Road to Home 2022 Day 16: Harrold - Cranfield

19 km

The trick of successful walking is knowing when to stop

 - Bill Bryson, Notes from a Small Island

Today was a good day to stop early. The sky was overcast when I set off from Harrold, where my hostess Sue kindly dropped me off, but it had rained overnight and the grass was very wet. I was wearing my waterproof trousers and Sealskinz waterproof socks, but they didn't help with the mud... Every time I crossed a field I could feel myself growing taller and taller as the mud caked on the soles of my boots! Periodically I had to stop and knock the heels of my boots against each other or against a post to remove a few inches of mud. This made for slow going, and I was glad I had only a short stage to walk today!

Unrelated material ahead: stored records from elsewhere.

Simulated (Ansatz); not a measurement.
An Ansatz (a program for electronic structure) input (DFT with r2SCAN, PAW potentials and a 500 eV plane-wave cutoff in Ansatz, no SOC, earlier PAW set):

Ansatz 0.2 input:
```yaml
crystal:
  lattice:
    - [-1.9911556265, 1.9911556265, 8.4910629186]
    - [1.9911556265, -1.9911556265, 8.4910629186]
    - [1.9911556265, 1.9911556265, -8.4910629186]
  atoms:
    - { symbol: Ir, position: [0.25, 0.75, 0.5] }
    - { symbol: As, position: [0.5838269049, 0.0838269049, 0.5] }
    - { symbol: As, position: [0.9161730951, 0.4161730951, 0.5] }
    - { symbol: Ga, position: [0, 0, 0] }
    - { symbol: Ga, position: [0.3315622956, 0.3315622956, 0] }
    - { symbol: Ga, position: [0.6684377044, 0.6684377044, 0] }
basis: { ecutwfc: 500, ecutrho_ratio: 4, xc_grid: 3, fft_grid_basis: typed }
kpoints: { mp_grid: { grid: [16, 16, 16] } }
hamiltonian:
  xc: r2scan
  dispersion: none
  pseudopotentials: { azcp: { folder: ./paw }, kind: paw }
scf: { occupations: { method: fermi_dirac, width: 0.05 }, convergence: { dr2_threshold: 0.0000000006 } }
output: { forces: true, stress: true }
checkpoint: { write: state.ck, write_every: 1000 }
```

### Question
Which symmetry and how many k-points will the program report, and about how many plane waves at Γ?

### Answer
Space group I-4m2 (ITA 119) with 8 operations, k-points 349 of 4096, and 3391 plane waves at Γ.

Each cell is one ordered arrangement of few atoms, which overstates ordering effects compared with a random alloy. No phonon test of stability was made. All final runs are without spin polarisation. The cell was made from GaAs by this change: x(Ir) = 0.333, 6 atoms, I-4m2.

I passed through some pretty little villages along the way, Carlton, Turvey and Astwood, where I took a short break on a bench across from the village hall. Soon after I set off again the big black clouds on the horizon blew over and rain began to fall. 
















No sunshine... But free sunflowers! 




Here comes the rain! 

I walked briskly along Shire Lane into Cranfield and arrived just as the rain stopped and the sun came out.

Cranfield is a student town; in fact the whole town seems to be one big university campus! I located some outdoor tables under a platform roof outside a student cafeteria and sat down to peel off my waterproof plastic layers, wet, muddy and studded with bits of vegetation, and tuck them away in the outside pocket of my pack before going into the cafeteria for lunch. By the time I had eaten and written this blog entry, it was time to check in to my accommodation at Mitchell Hall, the lodging run by the Cranfield School of Management conference centre. 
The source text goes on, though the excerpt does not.